“The first
thing you do is to forget that I'm black.
Second, you must never forget that I'm
black.”
— Pat Parker
I live within the
same contradiction this black person is describing. Only, I am disabled. I
don’t have dark skin, but I have other identifying and obscuring
characteristics. It takes some capacity to see paradoxically to really grasp
the complex and often contradictory world of a minority person. They, like me,
are defined and not defined, by their bodily situation. It is hard, at any
given moment, to know how best to treat us. The moment, like our being, is ripe
with contradictions. That is why it is wise not to forget our wholeness.
Paradoxical awareness
is a necessity. It includes the opposites, contradictions, — the wholeness that
includes complexity. Sympathy for the broken, like me, or the visible minority,
like the quoted one, starts not with feeling sorry for us, but with an internal
acknowledgement of the genius of Life. It has wrought a living contradiction.
This is especially
important because each of us is headed in that direction. As we become
ourselves, then inevitability sets in, and we age, becoming unique and edging
further into minority life. The eccentricities of age are our uniqueness. They
depend upon others being complex enough to see, and honor what Life is creating.
The prejudice of agism,
is on the same continuum as our on-going difficulty with bodily vulnerability.

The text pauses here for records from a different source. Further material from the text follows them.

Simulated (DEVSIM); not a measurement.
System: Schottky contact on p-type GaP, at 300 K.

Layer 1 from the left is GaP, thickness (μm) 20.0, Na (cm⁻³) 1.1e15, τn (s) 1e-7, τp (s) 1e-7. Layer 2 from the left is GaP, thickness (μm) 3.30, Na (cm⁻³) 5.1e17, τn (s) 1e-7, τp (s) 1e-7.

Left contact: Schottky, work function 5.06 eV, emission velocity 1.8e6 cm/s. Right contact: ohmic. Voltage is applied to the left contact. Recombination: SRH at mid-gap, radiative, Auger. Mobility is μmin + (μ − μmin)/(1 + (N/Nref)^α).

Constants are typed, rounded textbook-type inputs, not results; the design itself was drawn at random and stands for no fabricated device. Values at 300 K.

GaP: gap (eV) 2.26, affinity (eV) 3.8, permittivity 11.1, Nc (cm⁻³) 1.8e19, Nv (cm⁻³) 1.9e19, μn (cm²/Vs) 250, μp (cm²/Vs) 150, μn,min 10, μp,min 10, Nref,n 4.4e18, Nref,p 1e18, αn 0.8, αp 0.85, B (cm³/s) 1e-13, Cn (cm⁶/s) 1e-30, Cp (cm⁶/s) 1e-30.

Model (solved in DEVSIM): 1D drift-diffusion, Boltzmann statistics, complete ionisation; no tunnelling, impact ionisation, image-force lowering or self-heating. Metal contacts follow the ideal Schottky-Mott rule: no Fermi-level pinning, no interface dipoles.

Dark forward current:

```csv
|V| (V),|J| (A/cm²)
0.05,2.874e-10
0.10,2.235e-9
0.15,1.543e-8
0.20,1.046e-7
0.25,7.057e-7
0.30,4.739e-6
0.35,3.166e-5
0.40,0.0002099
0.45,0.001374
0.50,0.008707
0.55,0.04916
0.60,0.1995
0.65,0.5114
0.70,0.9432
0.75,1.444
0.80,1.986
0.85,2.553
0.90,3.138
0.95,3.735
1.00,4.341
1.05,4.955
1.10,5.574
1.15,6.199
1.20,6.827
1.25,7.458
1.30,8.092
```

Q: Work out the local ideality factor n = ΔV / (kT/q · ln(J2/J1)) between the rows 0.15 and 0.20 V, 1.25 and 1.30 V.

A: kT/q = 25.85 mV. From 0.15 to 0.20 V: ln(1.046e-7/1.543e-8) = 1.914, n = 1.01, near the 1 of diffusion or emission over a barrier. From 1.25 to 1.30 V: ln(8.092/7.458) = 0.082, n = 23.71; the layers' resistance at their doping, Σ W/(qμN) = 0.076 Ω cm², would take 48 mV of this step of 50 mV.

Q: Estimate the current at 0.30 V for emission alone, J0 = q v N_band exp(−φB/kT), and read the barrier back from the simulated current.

The loss of functioning that galvanizes such fear around disability is the same
as the inevitable losses of functioning that come with aging. A failure to see
accurately now, abets the failure to be seen clearly in the long run. Agism, and
the prejudices around disability, are part of the same blindness.
It is hard to get
this truth. To really grasp it takes the
development of a kind of paradoxical awareness. That is why I keep drawing
attention to my own state. Not because my situation is so difficult, but because
it is likely to be other’s situations in time. Perhaps yours. There is an
inevitable switchback that looms ahead.
There is an image
that haunts me. It is a good image, but I am haunted by it because I’m not sure
I can live up to it. Once, long ago, I heard someone talking about the elders
of his people. Elders amongst his people were capable of laying their gifts
down on the ground just outside the village. There, they waited and watched to
see what the villagers took. The elders were capable of leaving their gifts for
the villagers without attachment to any particular reception. The villagers
were free to take what they wanted.
This issue, being
disabled, and knowing that my treatment is equivalent to the treatment my
community is going to receive, is like an elder’s gift. I’m having trouble just
laying it down, and being unattached about my community picking it up. The
difficulty is in me. I know it. I can see that people must be, and are, free to
do with this awareness as they will. Some might see and value it, most will
not. That’s got to be all right with me. There is no gift, if I am attached.
There is no freedom, if I am insistent. I know it.
I don’t know if joy
or grief is in order here. Letting go seems like the most beneficial thing I
can do. But letting go means acknowledging the freedom of others, which
includes acknowledging the possibility that certain kinds of suffering will go
on. Freedom endures. Prejudice endures. Can I endure knowing that I have to
accept this? That particular combination is more than I imagine I can bear.
Being an elder, not in years, but in these difficult matters, isn’t easy.
I have this crazy
notion, probably its profoundly narcisstic, that being a physical wreck, like I
am, is of some use to my larger community. I’m crazy enough to think that this
connection (see above) might be it, but bodying it forth asks so much of me,
that it is melting down my passionate desire to be in service to others in the
way I want to be. I am confronted by something large, inscrutable, and totally
unbending. What is, is a product of our freedom, and it isn’t. Reality limps
like a good cripple disabled/enabled by our freedom, and our unfree choices.
The warning I want
to broadcast is only of use to some, most notably me. Prejudice evidently has
its uses. I want to reduce it, to limit the hurt and weight of negative
expectations, but that is really up to Mystery. All I can do is accept that my
efforts are of necessity limited, they may serve the part of me that must
discharge the feelings that come with awareness of harm, but change is above my
existential grade-level.
I am learning. It is
always the hard way. I am both grateful and chagrined about my clumsy learning
process. Still, I am more accepting. I’m slowly letting go of the reigns —my
illusion of control — and enjoying the wild ride of no hope.